The fish were caught on an outing July 2 to Delevan Lake, Wisconsin. They were using bobbers with 5-inch northern suckers dropped just outside the weed bed. Jack was fishing with his father and a family friend, Mark LeGrand of Lindenhurst. It was LeGrand’s boat.
The northern was 24 to 26-inches and the bass weighed 6-pounds plus. Both were released to fight another day.
And how did the old guys do? They were both skunked.
Jack already is honing his skills as an angler who ribs his buddies when they don’t catch anything.
“I told them ‘You guys didn’t catch anything,’” he said, rubbing it in. But he is very philosophical for a 9-year-old.
“I was out (Friday) and I didn’t catch anything and everyone else did. It was OK,” he said.
He said when he caught his bass he thought it was another northern. “It had a really good fight on it... Then I saw the stripe on the back and I said it’s a bass,” he recalled.
He was 3-years-old when he caught his first little sunfish in a detention pond in Grayslake near his home. He also spends a lot of time on loon Lake where his cousins have a house and he fishes with his grandfather, John Sisson.
“In the fall we catch a few perch and bring home dinner,” he said.
What does he like best about fishing?
“Just catching the fish and feeling the fight,” he said.
Leave No Child Inside is working for the Sissons.
Outer banks
I combined a furlough week with a visit to Corolla in the Outer banks of North Carolina with some of my wife’s relatives and were guests in a home owned by Dr. John and Karen Berry of Arnold, Maryland.
It actually turned into a great week of nature that included great porpoise sightings just 20 yards off the beach.
Actually, I don’t know if the groups we saw just offshore were dolphins or porpoises and according to experts you need to see their teeth to tell the difference and I was never that close.
When we saw the big fish playing we were on the northern end of the outer banks were you drive on the beach. We were looking for some of the wild horses that live there. Yes, it’s not just the west that has wild horses descended from the stables of Spanish Kings. There is a herd of over 100 and some of the other people in our party had seen some just the other day, including a cute little foal.

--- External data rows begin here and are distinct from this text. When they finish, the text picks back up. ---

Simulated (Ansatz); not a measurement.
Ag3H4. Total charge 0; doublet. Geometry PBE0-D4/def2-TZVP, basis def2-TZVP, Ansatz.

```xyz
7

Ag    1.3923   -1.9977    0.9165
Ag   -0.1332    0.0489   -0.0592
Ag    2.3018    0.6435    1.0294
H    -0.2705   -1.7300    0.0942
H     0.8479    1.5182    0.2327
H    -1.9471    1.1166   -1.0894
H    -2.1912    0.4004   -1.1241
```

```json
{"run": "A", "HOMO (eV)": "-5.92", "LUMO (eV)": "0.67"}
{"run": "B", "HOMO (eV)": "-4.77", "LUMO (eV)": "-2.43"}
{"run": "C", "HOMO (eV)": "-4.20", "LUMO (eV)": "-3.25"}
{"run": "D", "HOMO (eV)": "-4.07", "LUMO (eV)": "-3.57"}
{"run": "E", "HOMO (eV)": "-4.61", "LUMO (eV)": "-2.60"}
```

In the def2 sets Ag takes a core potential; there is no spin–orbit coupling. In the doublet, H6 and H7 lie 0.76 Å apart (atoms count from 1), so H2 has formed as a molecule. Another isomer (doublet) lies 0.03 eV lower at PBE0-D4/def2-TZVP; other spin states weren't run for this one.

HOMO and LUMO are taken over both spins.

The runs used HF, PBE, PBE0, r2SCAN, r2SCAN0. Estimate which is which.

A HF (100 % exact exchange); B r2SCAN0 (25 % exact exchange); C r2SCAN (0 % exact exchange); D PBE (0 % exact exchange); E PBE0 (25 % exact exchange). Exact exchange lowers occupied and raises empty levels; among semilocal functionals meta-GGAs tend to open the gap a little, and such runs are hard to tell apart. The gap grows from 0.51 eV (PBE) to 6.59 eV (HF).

There is a whole organization that raises money and helps feed the herd occasionally with vitamin laced hay during the winter months.
There are lots of warning signs to stay six car lengths away because they don’t want people feeding them. They live among the sand dunes, which are covered in bayberry shrubs, wax myrtle trees (which are not too tall), and grasses like Sea Oats and American Beach Grass, which is also native to the Great Lakes region.
We also did a little surf fishing with Barry’s equipment, giant poles and reels for slinging the leader with large weights on it, using bloodworms (an alternative is using squid). I caught the first fish, a tiny croaker that makes that sound when it is out of the water.
My nephew, Austin Wolff, caught one too and I have to admit his was bigger. Both were released.
I get excited seeing large hawks here in Illinois and I got quite an Osprey show out there. One of the big birds was diving repeatedly right near us as we fished until he got a little fish and took off. I also saw one shadowing a bald eagle and I saw another one with a huge fish flying into the Currituck Banks North Carolina National Estuarine Research Reserve north of Corrola and within walking distance of where we were staying.
What seemed so funny is that the Osprey had the fish in its claws so the fish was pointing straight ahead, not like how you usually see eagles carrying a fish perpendicular to their body. And I could watch the line of pelicans swooping inches above the water at the beach all day. They look like they are riding a kiddie roller coaster as they glide up and down to avoid the waves.
Out at the Estuarine Research Reserve there was a great board walk built by Bill and Denise Crowell in honor of Erin Casey Crowell. One walk down the boardwalk revealed my first ever sighting of a Carolina wren.
At the end of the board walk I became fascinated in watching about 1,000 minnows swimming en mass back and forth, sometimes turning into a perfect ball. I wasn’t sure why they did this until I spotted two baby 6-inch gar.
They rounded them up like cowboys a couple of times and I watched long enough to see them dart into the mass of minnows trying to catch lunch. I got to see three successful strikes out of dozens of tries.
It was a memorable tip with lots of long walks on the beach. I’m still finding sand, but its a nice reminder of the good times I had with the relatives and nature.
Preserve closed
The Lake County Forest Preserve’s Daniel Wright Woods will be closed starting Monday so crews can reconstruct the site’s existing entrance road and parking area. It should be completed and reopened by Friday July 22 at 3 p.m.
The preserve is at the southern end of St. Mary’s Road. The ponds and trails are not closed and can be accessed by going through half Day Forest Preserve on Milwaukee Avenue in Vernon Hills or the Des Plaines River Trail.